Wednesday, September 30, 2015

BRANCHES

The thin, long shadows reach through my window and across my bedspread. They remind me that though, long after the sun has taken its rest, the moon stands sentry from above, its gaze gives life to otherwise innocuous figures in an altogether deranged manner. Where once the branch of a tree might wave haplessly from above, it now looms treacherously. Its sharp corners mean to graze the arm of the silent sneakerby. I pull the blanket to my chin and remind myself of the difference between real and imagined sensations only to become acutely aware of the many different forms that pain can take when left to the resting mind.

Thursday, September 24, 2015

Thursday evening

Leaping across the crosswalk, I could be an archer, though this thing strapped to my back is in fact a yoga mat. Downward facing dog, cat cow, thump thump, breathe in, breathe out. I could pull an arrow out and send it straight into the warm brown eye of the scruffy man bussing dishes, or I could run a palm along his jaw like a feather duster. I could be brought to tears on a stoop with a brisk breeze and a brittle book. I could be in any city. I could be in any body. But the body is in fact mine and tonight it is lithe and alive and invulnerable. I bring myself here and it is somehow easier to see my self and value the living shit out of it. Thank you.

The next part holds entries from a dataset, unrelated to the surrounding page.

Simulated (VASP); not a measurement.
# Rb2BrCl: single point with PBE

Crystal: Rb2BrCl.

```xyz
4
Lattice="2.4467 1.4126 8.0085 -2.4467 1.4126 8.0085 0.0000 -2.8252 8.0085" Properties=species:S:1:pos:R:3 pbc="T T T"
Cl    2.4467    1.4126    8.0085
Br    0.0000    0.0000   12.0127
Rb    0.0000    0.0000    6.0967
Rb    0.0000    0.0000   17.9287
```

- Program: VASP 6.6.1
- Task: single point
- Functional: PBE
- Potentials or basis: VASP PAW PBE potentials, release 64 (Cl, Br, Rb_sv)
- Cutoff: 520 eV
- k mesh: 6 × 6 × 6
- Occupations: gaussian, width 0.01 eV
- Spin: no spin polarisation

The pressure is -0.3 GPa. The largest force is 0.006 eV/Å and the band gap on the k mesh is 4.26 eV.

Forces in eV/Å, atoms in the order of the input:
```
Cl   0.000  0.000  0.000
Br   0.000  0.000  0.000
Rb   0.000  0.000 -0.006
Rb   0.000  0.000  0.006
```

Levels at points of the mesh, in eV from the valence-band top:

Monday, September 21, 2015

Unspeakables

I walk into the train and graze eyes with a young man who looks slightly afraid. I want to tell him: "You can look. It's fine. Don't worry. I will mean nothing to you."

I lean back in my chair, fazed by his earnestness. I want to ask him: "How can you know you want me when you don't even know what the steam will smell like after I shower?"

I turn to leave after I've released him softly into his comfortable life. I want to remind him: "You were adventurous once, and ravenous."

But I don't.

Saturday, September 19, 2015

HAIKU, C MAJOR

for Shannon

Some mornings I write haiku on scraps of paper. When I have five or so that I don't detest, I put them into an envelope and send them to a pianist in Boston who makes little songs that are seventeen notes long.

Saturday, September 5, 2015

A sea creature

I spent many hours last night not being a person, but instead a sea creature; a crustacean perhaps, or a kind of lichen. An anemone maybe. I had little awareness and a very strong grip and I lay awake as the night swam past me, not really affected by the cycle, just holding tight and blinking blankly.